Satya - this was so beautifully written, and so needed! This quote, "Nothing thrives under hierarchy and power. Everything thrives under connection: empathy, love, the erotic, embodiment, the sensory, and the sensual. Jung showed us a way to get back there, where we actually belong." Thank you for this, I will bring this with me in my advocacy work :)
Love this. And ironically, my partner and I decided to have a movie night and whittled our selections down two choices: Andrei Tarkovsky’s “Solaris” or John Boorman’s “Zardoz”… Both science fiction but a rather comical split. Despite being a huge Tarkovsky fan I picked Zardoz which I hadn’t seen in over 20 years and only remember it being comically weird with Sean Connery running around in knee high leather boots and a mankini, but Boorman’s Excalibur was infused enough with Jung, Von Franz, and Campbell that I thought it likely that I didn’t understand any of it in my twenties.
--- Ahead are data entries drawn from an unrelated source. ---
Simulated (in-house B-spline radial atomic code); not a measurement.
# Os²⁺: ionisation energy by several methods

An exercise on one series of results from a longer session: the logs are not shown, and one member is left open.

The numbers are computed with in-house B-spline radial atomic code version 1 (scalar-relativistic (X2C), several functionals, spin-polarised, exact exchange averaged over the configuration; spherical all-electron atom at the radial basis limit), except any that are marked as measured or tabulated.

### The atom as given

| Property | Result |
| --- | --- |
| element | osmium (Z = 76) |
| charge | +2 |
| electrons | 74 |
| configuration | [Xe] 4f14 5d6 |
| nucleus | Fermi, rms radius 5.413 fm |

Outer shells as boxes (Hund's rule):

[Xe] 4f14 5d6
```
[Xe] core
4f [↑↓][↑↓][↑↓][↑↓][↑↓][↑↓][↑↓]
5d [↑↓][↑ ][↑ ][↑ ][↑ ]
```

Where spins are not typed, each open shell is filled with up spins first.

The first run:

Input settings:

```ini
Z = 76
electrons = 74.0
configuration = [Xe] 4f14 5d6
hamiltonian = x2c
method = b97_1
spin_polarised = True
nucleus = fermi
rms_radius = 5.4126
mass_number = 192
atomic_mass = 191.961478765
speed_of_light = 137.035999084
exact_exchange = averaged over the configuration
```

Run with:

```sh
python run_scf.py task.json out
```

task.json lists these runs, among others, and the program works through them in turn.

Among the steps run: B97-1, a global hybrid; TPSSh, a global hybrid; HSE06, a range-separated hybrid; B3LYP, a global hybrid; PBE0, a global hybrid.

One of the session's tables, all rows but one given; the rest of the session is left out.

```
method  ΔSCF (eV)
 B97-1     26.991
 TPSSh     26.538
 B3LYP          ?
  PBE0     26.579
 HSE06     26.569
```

In the end it was indeed much more compelling, symbolic, and psychedelic than I had picked up on. It’s almost the opposite of this essay. A future society of immortals live in protective bubbles known as the vortex. As immortals they’ve lost the need for Eros and are caught in lifeless endless bureaucracies. Heroics are dead, everything is decided by a skewed democracy.
Sean Connery comes from the fallen outworld outside of utopia and is an Exterminator (Men who follow a patriarchal god who deifies the Gun and killing) but Connery isn’t just a brute he is educated and brings what has been lost to this faux utopia. His masculinity is so threatening to the order of the feminine dominated utopia that one of the leaders wants him killed immediately. Others refuse, wanting to hear more from this male “beast”.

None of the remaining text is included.